Youngsters. The first computers read and wrote punched cards or punched paper tape; they did not have any kind of user interface where being blind or sighted mattered.

It was perceived as major revolution when some smart technician adapted a typewriter to be able to print computer output; electric teletypewriters were then adapted so that operators could type commands into the computer. But teletypewriters are still purely linear devices.

Up until the late 1960s or early 1970s most users did not even see the computer or come anywhere near it. One wrote a program on a special form, the nice ladies in the card punch room converted it to punched cards, the cards were given to an operator through a wicket, and a note was made in a register; one day later one queued to receive the cards back, together with whatever output the program had produced, printed on 132-column fan-folded paper.
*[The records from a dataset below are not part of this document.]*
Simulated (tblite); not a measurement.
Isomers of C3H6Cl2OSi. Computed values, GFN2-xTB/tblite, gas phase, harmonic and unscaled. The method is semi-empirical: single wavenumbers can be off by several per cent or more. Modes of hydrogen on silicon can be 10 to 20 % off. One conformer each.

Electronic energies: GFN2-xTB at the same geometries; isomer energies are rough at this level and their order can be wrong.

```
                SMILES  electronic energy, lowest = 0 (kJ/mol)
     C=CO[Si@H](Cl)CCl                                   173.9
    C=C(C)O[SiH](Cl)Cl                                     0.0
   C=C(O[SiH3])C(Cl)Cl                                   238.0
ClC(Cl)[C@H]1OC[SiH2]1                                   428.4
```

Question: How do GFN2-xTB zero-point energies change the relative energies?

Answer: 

(Ever wondered why terminal emulators have options for 80 or 132 characters per line? That's why. A punch card could hold 80 characters, and was assimilated to one line of input. One line of computer printout had 132 characters. Those numbers were burned in the collective memory of informaticians.)

Up to this day operating systems in the Unix lineage are ready to interact with the user via a dumb terminal, with no graphics and no full-screen character cell capabilities.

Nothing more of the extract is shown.